Gemma Peach told magistrates that she “couldn’t thank them enough” after she was told she wouldn’t be handed a custodial sentence at Worcester Magistrates Court.
The 26-year-old pleaded guilty to theft of a £100 pedal cycle from a communal area of a flat, stealing perfume and cosmetics worth £106.13 from Boots and taking a £14 bottle of vodka from Iceland.
The court heard that on September 18 a teenager had left his bike in the communal area of a block of flats where his grandfather lived. He returned to find it had been taken and witnesses said they had seen Peach and another woman walking away with the bike.
She admitted that they had been drunk and taken the bike before taking it to a pub to sell it.

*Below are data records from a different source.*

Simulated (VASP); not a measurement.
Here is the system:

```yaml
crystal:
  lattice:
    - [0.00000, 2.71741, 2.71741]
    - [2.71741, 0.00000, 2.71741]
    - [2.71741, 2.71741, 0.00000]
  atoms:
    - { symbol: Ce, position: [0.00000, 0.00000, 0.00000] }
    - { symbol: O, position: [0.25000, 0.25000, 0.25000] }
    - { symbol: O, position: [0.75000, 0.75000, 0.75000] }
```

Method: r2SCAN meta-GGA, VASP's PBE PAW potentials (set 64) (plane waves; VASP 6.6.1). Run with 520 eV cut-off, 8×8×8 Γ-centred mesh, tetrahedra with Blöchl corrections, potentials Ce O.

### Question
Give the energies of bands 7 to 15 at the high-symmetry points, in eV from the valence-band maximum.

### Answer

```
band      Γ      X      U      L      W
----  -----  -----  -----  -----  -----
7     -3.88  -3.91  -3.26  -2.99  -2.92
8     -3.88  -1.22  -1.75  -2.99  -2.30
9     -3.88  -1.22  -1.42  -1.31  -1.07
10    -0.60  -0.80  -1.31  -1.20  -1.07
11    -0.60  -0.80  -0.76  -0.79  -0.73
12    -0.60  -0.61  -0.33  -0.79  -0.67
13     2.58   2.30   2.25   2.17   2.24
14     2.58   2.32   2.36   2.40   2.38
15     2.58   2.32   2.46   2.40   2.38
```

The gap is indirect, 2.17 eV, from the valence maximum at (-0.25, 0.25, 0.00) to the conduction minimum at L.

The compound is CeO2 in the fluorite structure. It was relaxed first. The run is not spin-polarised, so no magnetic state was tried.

Peach, of Littlehill, Chawson, Droitwich, was seen acting suspiciously in Boots on December 3 after picking up a Lacoste gift box worth £25 and trying to remove the security tag.
CCTV footage showed she had in fact also stolen a Boots “bag for life” and placed in it the Lacoste set, a baby changing bag and another gift set which the court was told were meant as Christmas presents for friends.
On Monday, Peach was stopped by security guards after trying to leave supermarket Iceland with a £14 bottle of vodka.
Martin McNamara, defending, explained that Peach had been using class A drugs from the age of 15. “She managed to free herself of that but unfortunately it was replaced with alcohol. However, she believes she’s done with that now.”
He said her one-year-old daughter was providing the motivation for Peach to end her addiction but it would take a long time before she was fully recovered.
McNamara added that she had stuck to the curfew imposed on her following a previous court case and was completing a detox programme.
Chairman Fiona James extended Peach’s suspended sentence to last for two years as well as ordering her to pay £100 compensation for the bike, £106.13 to Boots and £85 court costs.
She ordered her to carry out 50 hours of unpaid work for the bicycle theft, 50 hours of unpaid work for the theft from Boots and 40 hours of unpaid work for the theft from Iceland, all to run concurrently.
Mrs James said: “I am sure you realise you have been very lucky today and if it happens again you would be unlikely to find a bench to make that kind of sentence again.” As she left, Peach thanked the magistrates, adding: “I appreciate it.”